From a technical perspective, the system is designed with longevity and adaptability in mind. The modular concrete habitat structure is intended to remain underwater for long periods, while the electronic components are housed in a easily detachable waterproof enclosure attached to the habitat. This enclosure contains the battery, microcontroller, and data storage system. Sensor probes are mounted through the enclosure and remain exposed to seawater to measure environmental conditions such as pH, conductivity, pressure, and temperature. This modular design allows maintenance or replacement of electronic components without removing the entire habitat structure.

Maintenance requirements are reduced through the use of durable materials that can withstand harsh marine conditions. When maintenance is required, divers can retrieve stored data and replace batteries without disturbing the reef structure. This reduces unnecessary material replacement and extends the operational life of the system.

The project also considers the reuse of technical components. If monitoring is no longer required, electronic components such as sensors, batteries, and storage devices can be removed and reused in future installations.

For the prototype, conventional concrete or 3D printing may be used to reduce costs, while the final design uses basalt fiber-reinforced concrete to improve durability and corrosion resistance in marine environments. This approach reduces environmental impact while maintaining long-term functionality.

The economic aspect of Maris Habitats is mainly related to the long-term benefits created through ecosystem restoration and its integration with existing marine infrastructure. By improving marine biodiversity and supporting fish population growth, the system may help increase fishery productivity over time. This can create economic benefits for coastal communities that depend on fishing as a source of income and food.

Previous studies have shown that artificial reefs can increase fish biomass and support the development of fisheries, which can lead to economic improvements in coastal areas [4]. In this project, this idea is applied through habitat structures that provide shelter and breeding areas for marine species.

The system is also designed to be integrated with existing marine infrastructure, such as offshore wind farms or coastal protection systems. This approach reduces the need for completely new structures and allows existing installations to gain additional ecological functions, improving resource efficiency.

The integration of sensors adds another layer of economic value. The system collects environmental data that can be used for research, monitoring, and decision-making. In this project, this data supports more efficient marine resource management and may help reduce costs related to ineffective environmental monitoring.

Another important aspect is the modular and scalable design of the system. Habitat units can be deployed gradually and adapted to different marine environments, reducing the need for large initial investments. This allows pilot projects to be tested before full-scale deployment.

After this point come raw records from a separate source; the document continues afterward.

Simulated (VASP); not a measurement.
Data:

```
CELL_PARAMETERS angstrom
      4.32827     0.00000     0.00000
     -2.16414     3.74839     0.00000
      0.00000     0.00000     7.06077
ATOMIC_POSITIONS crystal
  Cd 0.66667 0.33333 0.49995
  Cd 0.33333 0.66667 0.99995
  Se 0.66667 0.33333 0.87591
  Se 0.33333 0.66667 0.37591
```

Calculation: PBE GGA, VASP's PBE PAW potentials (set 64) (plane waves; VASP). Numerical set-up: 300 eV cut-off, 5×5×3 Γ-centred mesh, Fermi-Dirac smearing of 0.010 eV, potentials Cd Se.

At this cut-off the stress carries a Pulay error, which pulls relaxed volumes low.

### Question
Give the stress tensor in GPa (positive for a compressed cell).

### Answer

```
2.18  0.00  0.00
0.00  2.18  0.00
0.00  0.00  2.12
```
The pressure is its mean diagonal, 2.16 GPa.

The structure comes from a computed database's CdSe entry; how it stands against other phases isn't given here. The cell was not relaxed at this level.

The modular monitoring system also helps reduce maintenance costs. Instead of replacing the entire structure in case of failure, only specific electronic components need to be repaired or replaced. This improves operational efficiency and reduces long-term costs.

In addition, the project can benefit from collaboration with public institutions, research organizations, and environmental programs. Marine restoration and biodiversity protection are increasingly supported by sustainability policies and funding initiatives [5]. This creates opportunities for financial support through grants and public-private partnerships.

Although the initial investment may be relatively high, the project can create long-term value through ecosystem restoration, fishery support, and improved coastal protection [6]. For this reason, Maris Habitats can be considered both environmentally sustainable and economically viable in the long term.

The integration of environmental sensors also creates social value by generating data that can be used by research institutions and environmental organizations for marine monitoring and scientific research. This can improve understanding of marine ecosystems and support better environmental decision-making.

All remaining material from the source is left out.